Stephen Lewis

  Stephen Lewis

 

Each nonprofit organization must ask, “How do we become the best stewards that we can with our limited resources, to make the greatest impact in the world?” Larger organizations can take risks and experiment with trial and error, while smaller organizations and nonprofits must leverage leading practices from other sectors to steward well and advance their missions innovatively.

Leveraging leading practices from other sectors largely serves to build the capacity of an organization’s most important asset: human capital.

At the Forum for Theological Exploration (FTE), we build the capacity of the staff in a human-centered design to advance our initiatives. Drawing on the work of IDEO, human-centered design focuses on listening from the perspective of your organization’s constituents, hearing what they need, and designing solutions for those needs. We use this approach to identify what faith communities need to cultivate the next generation of church leaders, to determine what actions would be most useful and viable in making an impact, and to design the necessary resources to advance our work with partners supporting young adults in exploring their purpose, passion and calling.
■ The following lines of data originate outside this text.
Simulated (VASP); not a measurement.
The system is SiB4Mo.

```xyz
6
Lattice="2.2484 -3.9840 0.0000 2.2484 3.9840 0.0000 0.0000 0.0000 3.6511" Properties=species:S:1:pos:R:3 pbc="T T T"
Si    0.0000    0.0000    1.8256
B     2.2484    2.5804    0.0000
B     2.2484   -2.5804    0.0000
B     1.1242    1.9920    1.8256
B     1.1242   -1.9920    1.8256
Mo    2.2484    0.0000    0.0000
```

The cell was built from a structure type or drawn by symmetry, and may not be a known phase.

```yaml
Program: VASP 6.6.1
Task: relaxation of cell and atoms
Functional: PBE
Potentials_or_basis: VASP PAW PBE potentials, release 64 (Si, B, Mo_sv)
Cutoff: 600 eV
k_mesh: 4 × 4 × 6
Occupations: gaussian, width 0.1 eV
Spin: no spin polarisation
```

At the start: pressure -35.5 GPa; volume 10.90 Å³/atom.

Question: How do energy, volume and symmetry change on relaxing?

We leverage best practices outside our field from IDEO, MIT, the Presencing Institute, and others working on organizational and social processes, in hopes of becoming better stewards of the resources entrusted to us for our mission. Social entrepreneurs successful at creating better products and services address the needs of the people they desire to impact. They think integratively and draw connections between questions and problems they want to address, prototype ideas, get feedback from the people to be impacted, and then build and scale products and services that best address those needs. FTE adopted similar practices to respond to a changing landscape and advance its mission.

For six decades, our mission has focused on cultivating new generations of diverse young people to be wise, faithful, and courageous leaders for the church and academy, and helping young leaders see these as viable places to make a real impact in the world. This does not just happen. In every generation, young adults must be inspired and compelled to pursue their calling to lead and serve communities of faith, particularly in ways that are relevant to the larger community. We have learned from others and invested in new ideas and practices in our efforts to inspire a new generation to shape a more hopeful future.

Bridging the Divide

Nine years after World War II, religious leaders became concerned that the next generation was not pursuing leadership within Christian ministry. A group of Ivy League theological educators and church men and women met and established FTE to identify and attract a new generation of diverse Christian ministers and educators. More than sixty years later, we are still at it.

FTE’s work is uniquely situated between denominations, congregations, and seminaries, positioning us to bridge divides and work across all three contexts. We bring together, in ecumenical ways, a diverse representation of the church and church-related organizations, theological schools, and an intergenerational group of people committed to leadership informed by faith. Thus, FTE convenes a diverse group of leaders that you would not normally see in any one of these individual institutions.

We place a high value on hosting conversations with diverse groups of people that really matter. This past summer, FTE held a national forum on Christian leadership that looked, in part, at why an active faith matters, in addition to racial tension and fears that come with increasing diversity within the church, academy and society. Since these conversations do not typically happen between people across different silos, we modeled how institutions and their leaders can have new conversations about what really matters. Together we explored what they hoped for within their communities, what kinds of leaders are needed today, and what role religious leaders and their institutions can have in shaping a way forward.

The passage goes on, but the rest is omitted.